Tuesday, April 27, 2010

(HERALD) Chamisa’s revised draft ICT Bill rejected

Chamisa’s revised draft ICT Bill rejected
News Editor

Information Communication Technology Minister Nelson Chamisa recently re-submitted a draft ICT Bill for consideration months after a similar document was rejected for its constitutional and structural shortcomings. Insiders say the draft was again referred back to Minister Chamisa for "proper consultations".

According to Government sources, the minister was told to consult Media, Information and Publicity Minister Webster Shamu and his Trans-port, Communication and Infrastructure Development counterpart, Nicholas Goche. The draft seeks to re-order the functions of his and the other two ministries.

A source said: "As with the document presented mid-last year, the current draft seeks to strip ministers Shamu and Goche of their key functions and concentrate them under the ICT Ministry.

"Among other things, the draft wants to repeal the Postal and Telecommunications and Broadcasting Services Acts and amend the Access to Information and Protection of Privacy Act.

"No minister can prescribe a law that seeks to alter or repeal laws governed by other ministers without prior consultations and agreement between them."

Minister Chamisa presently does not administer any Act of Parliament, while Minister Shamu has oversight of AIPPA and BSA.

President Mugabe assigned Minister Goche the mandate to administer the Postal and Tele-communications Act.

Speaking from London yesterday evening, Minister Chamisa said: "I don’t know where that is coming from.

"We are in the process of Government-wide consultations and until they are concluded I am not at liberty to divulge what is happening."

He said he had presented a draft to the Council of Ministers and would — after further consultations — submit it to Cabinet for possible adoption.

Minister Chamisa said the thrust of the ICT Bill was to ensure technological convergence because Zimbabwe was "far behind the rest of the world".

"Let’s stop playing politics and focus on the dynamism of technological advancements.

"The President, at the opening of the present Parliament, asked for outstanding Bills to be submitted and the ICT Bill is one of them . . .

"Our main thrust is convergence for cyber security.

"Right now anyone can broadcast with an iPod and there is no co-ordination of these and other communications.

"Convergence is the new reality. It’s about frequency management.

"Frequency spectrums are a national resource and need to be properly managed," he said.

The Permanent Secretary in the Ministry of Media, Information and Publicity, Mr George Charamba, agreed, but added: "The global man-agement of the communications sector shows that regulation depends on historical circumstances and value systems.

"The technology in use is not a value in itself but that is what the draft implies.

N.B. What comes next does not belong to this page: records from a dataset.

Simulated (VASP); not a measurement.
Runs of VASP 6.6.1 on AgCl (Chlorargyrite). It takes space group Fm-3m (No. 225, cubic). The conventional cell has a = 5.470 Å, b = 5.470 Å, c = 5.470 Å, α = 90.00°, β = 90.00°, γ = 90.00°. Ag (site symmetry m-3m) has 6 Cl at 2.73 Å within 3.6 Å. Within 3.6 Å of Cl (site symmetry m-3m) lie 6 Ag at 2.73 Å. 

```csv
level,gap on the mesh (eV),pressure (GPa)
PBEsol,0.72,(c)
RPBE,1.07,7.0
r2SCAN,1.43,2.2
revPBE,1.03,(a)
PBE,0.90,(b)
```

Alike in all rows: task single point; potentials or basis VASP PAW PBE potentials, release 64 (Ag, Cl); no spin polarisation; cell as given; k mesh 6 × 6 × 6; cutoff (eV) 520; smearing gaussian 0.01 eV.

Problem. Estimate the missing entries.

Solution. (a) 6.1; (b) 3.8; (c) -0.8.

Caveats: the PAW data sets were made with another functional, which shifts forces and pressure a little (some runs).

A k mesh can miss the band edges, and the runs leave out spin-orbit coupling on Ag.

"The resource must be managed for the promotion and preservation of national values, such as freedom and sovereignty.

"Another is the political value of the Global Political Agreement.

"The Bill flies in the face of the political value of the GPA by seeking to strip some ministries of their functions.

"Each ministry has a function accorded it by the GPA and to seek to renegotiate the GPA by legislative stealth is a predatory instinct that ruins the GPA," he said.

Mr Charamba said the draft sought to bring all laws governing communication under one regulatory body administered by the ICT Ministry, which he said was "absurd".

He said: "I challenge the minister to give Zimbabwe a regulatory authority, which in its make-up will not reconstitute the distinctions between broadcasting, Internet and telecommunications.

"They are all unique sectors with unique sub-sectors from a regulatory point of view.

"The essence of regulation is managing the impact of communications on society.

"What the minister has missed is the social domain of communications and is instead lumping everything under the technical platforms of communications.

"Minister Chamisa is terribly mistaken in thinking the means for communications should be the basis for regulation."

He said they would sit down with ICT Ministry officials and explain to them the various issues affecting communications policy at a global and national level.

Mr Charamba said the crafters of the draft had over-read the issue of convergence.

"There is nothing new in convergence. Time was when broadcasting, radio and television used to converge on telegraphy or wire services.

"This developed over time and split and came back to a point where communications are now largely based on radio links and wires.

"It has always been integrated in an evolutionary way but regulation was under different bodies.

"Convergence need not compel bringing all laws under one statute for one governing body to administer."

He said there was no way telephony could be governed in the same way as radio.

"Find me a person who can instigate anarchy using a single telephone to the same breadth and depth that one person can do using a single television broadcast.

"They are different and are governed differently by different sets of experts," he said.